Thursday, 16 August 2012

LINK: Rick Wakeman, Yes, and the insane excess that doomed prog. (Don't believe a word of it)

Have you noticed the Stalinist re-write of music history over the past few years? The accepted wisdom now is that Progressive Rock (now almost universally known as 'prog', which I find nearly as irritating a contraction as the term 'spag' for spaghetti) got more and more unwieldy and overblown until it was washed away by the cleansing power of punk.

Of course, it isn't true. History is never as simple as all that. In 1977, Yes were one of the most popular bands in the world, and punk was nowhere near as popular as disco. However, even though I think his premise is fairly badly flawed, I have found a rather interesting article about Yes, and why Rick Wakeman left the first time...

YES, Tales of Topographic Oceans Tour Long Beach Arena, Long Beach, CA March 18, 1974
The order, Rick Wakeman remembers, was for chicken vindaloo, rice pilau, six papadums, bhindi bhaji, Bombay aloo, and a stuffed paratha. This was November 1973 and Yes had sold out the Manchester Free Trade Hall for a performance of Tales From Topographic Oceans. The album consisted of four songs that rolled gently together, over four sides of vinyl, for 83 minutes. “There were a couple of pieces where I hadn’t got much to do,” Wakeman would recall, “and it was all a bit dull.

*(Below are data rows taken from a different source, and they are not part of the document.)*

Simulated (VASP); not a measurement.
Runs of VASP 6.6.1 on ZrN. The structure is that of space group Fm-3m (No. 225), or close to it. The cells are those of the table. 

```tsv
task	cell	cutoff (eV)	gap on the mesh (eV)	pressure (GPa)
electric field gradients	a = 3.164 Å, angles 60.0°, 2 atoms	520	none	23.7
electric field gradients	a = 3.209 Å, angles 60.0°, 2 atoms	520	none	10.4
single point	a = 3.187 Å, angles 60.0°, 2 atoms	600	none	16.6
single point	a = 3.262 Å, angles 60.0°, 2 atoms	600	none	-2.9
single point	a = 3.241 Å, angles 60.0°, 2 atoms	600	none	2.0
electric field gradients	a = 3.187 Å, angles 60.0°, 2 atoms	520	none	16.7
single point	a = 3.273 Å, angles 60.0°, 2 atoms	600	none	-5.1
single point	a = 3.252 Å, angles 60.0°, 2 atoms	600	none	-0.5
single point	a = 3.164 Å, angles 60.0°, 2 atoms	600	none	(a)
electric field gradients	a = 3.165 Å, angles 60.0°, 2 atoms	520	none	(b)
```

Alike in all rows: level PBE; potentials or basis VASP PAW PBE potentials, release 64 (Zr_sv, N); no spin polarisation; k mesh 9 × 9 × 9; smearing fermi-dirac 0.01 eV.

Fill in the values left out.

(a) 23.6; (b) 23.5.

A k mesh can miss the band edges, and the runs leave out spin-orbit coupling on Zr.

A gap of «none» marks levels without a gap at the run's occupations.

During every show, a keyboard tech reclined underneath Wakeman’s Hammond organ, ready to fix broken hammers or ribbons and to “continually hand me my alcoholic beverages.” That night in Manchester, the tech asked the bored Wakeman what he wanted to eat after the show. Wakeman, the lone carnivore in Yes, ordered the curry. “Half the audience were in narcotic rapture on some far-off planet,” Wakeman wrote in his 2007 memoir, “and the other half were asleep, bored shitless.”